Hi all,
A general issue that has pestered me over the years of using Dynamo: when working with any geometry that is remotely dynamic in form, Dynamo will ‘break’ and I don’t understand why. I’m posting to find out if others experience the same (i.e. it’s a dynamo problem) or if I need to do something different?
To provide a working example, the following form is generated in dynamo by lofting closed curves which are drawn within a family file.
T
When I intersect the geometry with planes or surfaces (also generated in dynamo), the resultant curves do not follow the correct outlines:
I have tried multiple ways to skin this cat, but none seem to work:
- intersect solid with planes
- intersect surface with planes
- intersect surface with surfaces
- cut the surfaces to the right shape with a solid and get the perimeter curves (example in attached script)
etc.
Dynamo Version .2.19.3 - Revit 2014
Slicing Sculpted Form.dyn (131.8 KB)
GEN_Table_Dynamo Driven.rfa (1.8 MB)
Let’s ask mr. @Karam_Baki
Is this building scale (one unit is a meter) or furniture scale (one unit is a millimeter)? Are you changing your geometry scale, or is it on medium? For accurate geometry you want to keep things on medium, while for display you may want to shift things - ignore that.

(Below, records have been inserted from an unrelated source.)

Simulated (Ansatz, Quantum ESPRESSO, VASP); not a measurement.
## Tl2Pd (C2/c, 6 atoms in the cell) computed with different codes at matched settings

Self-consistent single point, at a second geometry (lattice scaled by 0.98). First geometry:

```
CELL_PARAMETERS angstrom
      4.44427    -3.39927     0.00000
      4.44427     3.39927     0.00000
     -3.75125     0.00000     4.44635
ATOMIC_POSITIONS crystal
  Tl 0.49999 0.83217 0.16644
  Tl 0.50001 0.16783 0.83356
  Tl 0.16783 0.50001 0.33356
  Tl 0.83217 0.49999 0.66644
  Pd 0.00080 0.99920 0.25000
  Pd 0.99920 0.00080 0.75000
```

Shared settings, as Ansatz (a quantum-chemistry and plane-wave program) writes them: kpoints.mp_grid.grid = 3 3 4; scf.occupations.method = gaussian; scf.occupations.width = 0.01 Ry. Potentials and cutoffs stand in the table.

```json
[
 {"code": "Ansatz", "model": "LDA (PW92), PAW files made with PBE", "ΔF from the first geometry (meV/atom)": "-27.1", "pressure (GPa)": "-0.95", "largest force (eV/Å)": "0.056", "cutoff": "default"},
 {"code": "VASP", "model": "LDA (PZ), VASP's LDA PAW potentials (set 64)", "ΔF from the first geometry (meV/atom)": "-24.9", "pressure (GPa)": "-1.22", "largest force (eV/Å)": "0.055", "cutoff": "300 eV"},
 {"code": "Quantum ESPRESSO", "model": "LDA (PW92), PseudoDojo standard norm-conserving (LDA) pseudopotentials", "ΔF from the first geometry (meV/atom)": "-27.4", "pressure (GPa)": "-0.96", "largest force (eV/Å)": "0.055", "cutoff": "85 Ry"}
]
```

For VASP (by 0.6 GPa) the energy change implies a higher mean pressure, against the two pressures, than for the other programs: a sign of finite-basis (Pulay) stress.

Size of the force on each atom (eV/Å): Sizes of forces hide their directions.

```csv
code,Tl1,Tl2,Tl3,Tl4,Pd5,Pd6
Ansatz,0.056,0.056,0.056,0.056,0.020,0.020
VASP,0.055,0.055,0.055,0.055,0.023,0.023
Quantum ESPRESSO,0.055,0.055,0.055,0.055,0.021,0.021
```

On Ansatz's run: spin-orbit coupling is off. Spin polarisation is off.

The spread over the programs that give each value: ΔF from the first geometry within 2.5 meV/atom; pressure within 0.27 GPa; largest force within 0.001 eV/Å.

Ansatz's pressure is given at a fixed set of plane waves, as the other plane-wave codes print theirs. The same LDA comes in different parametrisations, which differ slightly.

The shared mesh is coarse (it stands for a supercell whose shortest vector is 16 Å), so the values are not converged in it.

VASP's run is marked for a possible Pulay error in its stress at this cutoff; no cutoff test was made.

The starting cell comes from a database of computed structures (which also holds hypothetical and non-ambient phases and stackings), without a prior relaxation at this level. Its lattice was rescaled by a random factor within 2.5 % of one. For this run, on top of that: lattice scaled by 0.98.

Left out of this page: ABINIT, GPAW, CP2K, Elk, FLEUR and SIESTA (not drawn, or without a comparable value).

My gut tells me that the issue is with the graphics display (a known issue) rather than the geometry itself.
I have personally done stuff like this without issue.
Thank you for pointing out it may be a graphic display issue. When I extruded the curved to solids, they assumed the correct shapes again.
Before trying to extrude the curves, I documented the impacts of changing the “geometry scaling” within Revit, and also combined this with changing the actual scale of the geometry itself - no options produced perfect results, although some provided more accurate representations of the real geometry that others.
It’s a very strange issue and odd that Dyanmo requires the user to switch between different tolerance ranges when Grasshopper works fine without it.
Dynamo Geometry Scaling Tests.pdf (2.7 MB)
Expecting any two programs to behave the same is an easy path to frustration.
Geometry scaling does two things really.
-
It culls geometric data lower than the threshold.
-
It reconfigures the display based on the updated geometric data.
The culling is the difficult part, as ‘what’ and ‘how’ aren’t documented in a user friendly perspective (if really at all - trial and error and reading source code is what we are left with). As far as I know the intent of the culling is to permit accurate geometric display, but this does lead to downstream inaccuracies if you aren’t intending and controlling the culling. This is why so many Civil 3D posts say ‘ignore the geometry scaling warning and just don’t look at the geometry in Dynamo’, as Dynamo is saying ‘to show you this well we need to change the scaling, but once you do that to account for the insane coordinate systems which Civil projects use things are rounded to the nearest foot or meter, which leads to points which should be separated by 0.9 units becoming one and the same, which makes curves and surfaces inconsistent with expected results. Fortunately the ‘warning’ has been reduced and reconfigured in new builds to account for this.
I hope that at some point we might get better display precision and navigation within Dynamo, but that is a VERY difficult task and time task, made harder still by the many different ways in which Dynamo geometry is displayed (Background preview, Watch3D, Generative Design, Player, etc.), and if not done carefully more likely to break a LOT more than anyone would any want.
So keeping it on Medium (and ignoring the warning or information but) is almost always the way to go, and know that the engine which produces the geometry (an implementation of the Autodesk Shape Manager, or ASM) is accurate even if it doesn’t look to be until you bring it into the host application. This does however mean you need to be conscious of how you bring the geometry into the host, specifically when dealing with curving geometry, as many methods will tesselate the geometry prior to creating the elements.